Dawson Community College Gallery 126 is pleased to present Losing Color, paintings by Mika Holtzinger. Mika will be conducting an all day Figure Drawing Workshop on Saturday, November 5th 10 a.m. – 4 p.m. (register at http://www.dawson.edu/workshops or call: 377-3396) followed by an artist reception from 5 to 8 p.m. (also, on Sat, Nov 5). As always, everyone is welcome to come meet the artist, enjoy the artwork, conversation, and refreshments. If you can’t make it then, the show will be up until December 16th. Gallery 126 hours are Monday - Friday 8 a.m. to 4 p.m., and evenings Tuesday, Wednesday, and Thursday 6:30 to 9 pm. Located in room 126 next to the library.

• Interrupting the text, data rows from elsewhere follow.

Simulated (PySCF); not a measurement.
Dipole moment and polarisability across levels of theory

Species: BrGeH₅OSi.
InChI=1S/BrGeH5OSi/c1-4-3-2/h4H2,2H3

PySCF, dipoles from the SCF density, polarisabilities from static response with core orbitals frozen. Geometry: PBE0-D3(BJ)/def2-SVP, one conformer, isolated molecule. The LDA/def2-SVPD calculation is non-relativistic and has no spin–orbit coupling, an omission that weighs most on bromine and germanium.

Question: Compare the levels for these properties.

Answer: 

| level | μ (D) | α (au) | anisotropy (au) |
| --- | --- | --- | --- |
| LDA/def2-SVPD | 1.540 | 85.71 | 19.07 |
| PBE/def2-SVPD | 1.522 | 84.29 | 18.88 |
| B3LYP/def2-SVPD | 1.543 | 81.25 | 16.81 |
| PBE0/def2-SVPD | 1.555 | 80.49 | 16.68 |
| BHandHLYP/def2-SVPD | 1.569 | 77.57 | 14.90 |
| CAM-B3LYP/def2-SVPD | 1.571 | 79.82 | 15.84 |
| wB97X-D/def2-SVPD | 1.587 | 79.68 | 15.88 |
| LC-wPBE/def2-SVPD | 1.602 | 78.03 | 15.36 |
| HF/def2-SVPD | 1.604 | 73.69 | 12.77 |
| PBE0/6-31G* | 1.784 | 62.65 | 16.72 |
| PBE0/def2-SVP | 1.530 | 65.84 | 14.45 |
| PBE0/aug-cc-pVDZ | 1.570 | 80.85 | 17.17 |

In the series Losing Color, Holtzinger uses as her subject some of the most emblematic species of the planet, all of which, due to human behavior, are facing rapid extinction. Holtzinger describes her artistic goals saying: “As an artist, I consider my role to be ‘steward to nature, a person who observes and interprets the world around them and acts to protect it. I’m motivated by the interconnectedness of living things and the sacredness of the natural world. I aim to discover how art can celebrate the beauty and grandeur of wildlife while also reflecting on the crucial issues concerning them. I strive to create images that inspire reverence for nature, provoking in people a sense of empathy and awe for these endangered animals, and thus a keener awareness of the effects of our actions, both positive and negative. It is vital that my work as an artist and my everyday lifestyle contribute to building a sustained ecology and giving this planet the appreciation it so desperately needs. ”
Over the past decade Holtzinger has worked in a variety of media, including painting, sculpture, and performance art. “Although I focus on one subject, like birds for example, I’m always using different materials to create with,” she says. “It keeps me engaged and challenged.” For her recent paintings, she has abandoned framed canvases for a tapestry form, reminiscent of Japanese scrolls, developing her images by layering pencils, paints, inks, and pastels.
Holtzinger began her collegiate studies in Kansas, receiving an AA degree from Butler Community College, then a BFA from Wichita State University. She, also, studied drawing and sculpture at the International School of Painting in Umbria Italy. She went on to earn her MA from the University of Oregon in 2002 and has since exhibited at venues from Santa Fe to Kansas City and up and down the West Coast. She emerged as a prominent artist in Big Sky Country in 2008 and is currently represented by the Toucan Gallery, in Billings, MT. Beyond her studio work, Holtzinger also operates her own internet gallery on Etsy.com, teaches adults art classes, illustrates books, designs public art projects and collaborates with wildlife organizations, like the Honey Bee Conservancy in New York City. http://www.mikaholtzinger.com/
Figure Drawing Workshop on Saturday, November 5th 10 a.m. – 4 p.m.
10:00 Meet and Greet/Introduction to the Figure: Give a short lecture on the value of figure drawing in art, show examples of various styles and masters’ work
10:30-11:30 Line and Mass Gesture Drawings: Fast paced exercises, short poses (1-10 min), finding the energy, weight and movement of the pose, setting your page limits
11:30-12:30 Measuring and Proportion/Positive and Negative Space: 20 min exercises, drawing a 3-D form on a 2-D surface, foreshortening, perspective
BREAK 15-30 min.
1:00-2:00 Value and Contrast: 20-30min exercises, blocking in darks, establishing lights, plane drawing
2:00-3:30 Making a Finished Drawing: 45 min poses, composition, mood and self-expression
3:30-4:00 Review and Conversation
5:00-8:00 Artist Reception for Mika in Gallery 126
-18x24in paper: Newsprint pad- We will be producing several drawings because of this newsprint is an economical paper choice. Feel free to bring higher quality paper for more finished drawings.
-Charcoal: There are two kinds of charcoals, compressed and vine, we will be using both.
Vine charcoal -is lightweight and easily erased, it is usually long and cylindrical. If possible get both thin and thicker pieces.
Compressed charcoal-is usually short square sticks, darker and heavier than vine charcoal
I also use soft or extra soft charcoal pencils but they are not necessary for class.
-Eraser: I prefer a Gum Eraser; it is tan and rectangle. I also use a white eraser. A kneaded eraser which is grey and pulls apart is often used with charcoal. Please avoid pink erasers.
We provide the drawing boards and easels or bring your own.